Music Walk is a research project based on a multiplatform music and performance commission for the BBC, to be hosted by a prominent international music festival over the summer of 2012. The producers have requested an embargo on details until official launch in April, when this research summary will be revised. My role is Creative Director. As with other works since 2007, this professional activity runs concurrently with my part-time Research Fellowship at Sussex. In this case as others, it complements research in a number of ways.
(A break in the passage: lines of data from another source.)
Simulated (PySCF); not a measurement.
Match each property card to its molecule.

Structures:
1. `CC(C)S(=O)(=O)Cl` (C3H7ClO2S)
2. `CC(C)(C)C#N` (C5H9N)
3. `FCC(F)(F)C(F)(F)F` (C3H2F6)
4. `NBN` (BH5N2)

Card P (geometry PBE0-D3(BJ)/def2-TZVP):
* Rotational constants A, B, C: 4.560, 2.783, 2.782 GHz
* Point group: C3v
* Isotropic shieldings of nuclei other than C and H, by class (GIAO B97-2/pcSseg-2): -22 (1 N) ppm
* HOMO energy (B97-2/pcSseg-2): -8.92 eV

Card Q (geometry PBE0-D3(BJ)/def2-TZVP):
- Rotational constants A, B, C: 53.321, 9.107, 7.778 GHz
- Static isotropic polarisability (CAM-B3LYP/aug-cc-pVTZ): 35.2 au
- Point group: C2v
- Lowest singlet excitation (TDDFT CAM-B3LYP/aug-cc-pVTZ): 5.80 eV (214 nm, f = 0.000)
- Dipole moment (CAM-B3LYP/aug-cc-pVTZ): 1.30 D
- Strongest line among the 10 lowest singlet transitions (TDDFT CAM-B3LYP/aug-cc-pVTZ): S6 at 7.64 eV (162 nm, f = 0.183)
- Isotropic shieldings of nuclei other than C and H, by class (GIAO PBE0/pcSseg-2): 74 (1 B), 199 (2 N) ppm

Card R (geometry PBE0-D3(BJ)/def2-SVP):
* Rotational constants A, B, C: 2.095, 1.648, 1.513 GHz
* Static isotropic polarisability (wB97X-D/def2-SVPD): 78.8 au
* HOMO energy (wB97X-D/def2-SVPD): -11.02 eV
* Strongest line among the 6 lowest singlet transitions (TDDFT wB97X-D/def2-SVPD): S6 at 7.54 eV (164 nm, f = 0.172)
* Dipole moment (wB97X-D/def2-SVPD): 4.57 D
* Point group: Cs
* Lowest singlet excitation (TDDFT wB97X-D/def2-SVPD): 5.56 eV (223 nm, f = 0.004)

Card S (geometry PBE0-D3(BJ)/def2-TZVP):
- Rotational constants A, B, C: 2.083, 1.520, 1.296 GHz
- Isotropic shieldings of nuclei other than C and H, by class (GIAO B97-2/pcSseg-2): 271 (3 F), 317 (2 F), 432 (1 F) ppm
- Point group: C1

The project itself entails 10 new short performance pieces (4 mins or less,) each a response by a different contemporary composer to specific locations, made available free to the public online. The music is designed to be heard on headphones, downloaded from the web, at home or at the locations themselves, where other creative material will be available by via QR codes pasted on street furniture. The online resources include content relating to the composers, and an upload context for musical contributions from the public to form extra compositions, via algorithms and authorial interventions. In addition to the continuously accessible web resources, there will be real-world ‘promenade performance’ cycle of all the works, culminating in a large cluster (2000 people) at a climactic location (to be announced in April.) Live presences – musical or visual - will be introduced for this event. Composers come from the contemporary classical / experimental music world, inc. prominent and less well-established figures from the UK, Asia, Japan, and the US. Creative direction involves devising the concept, selecting locations and composers, curating the work, devising the web presence and directing any staged content.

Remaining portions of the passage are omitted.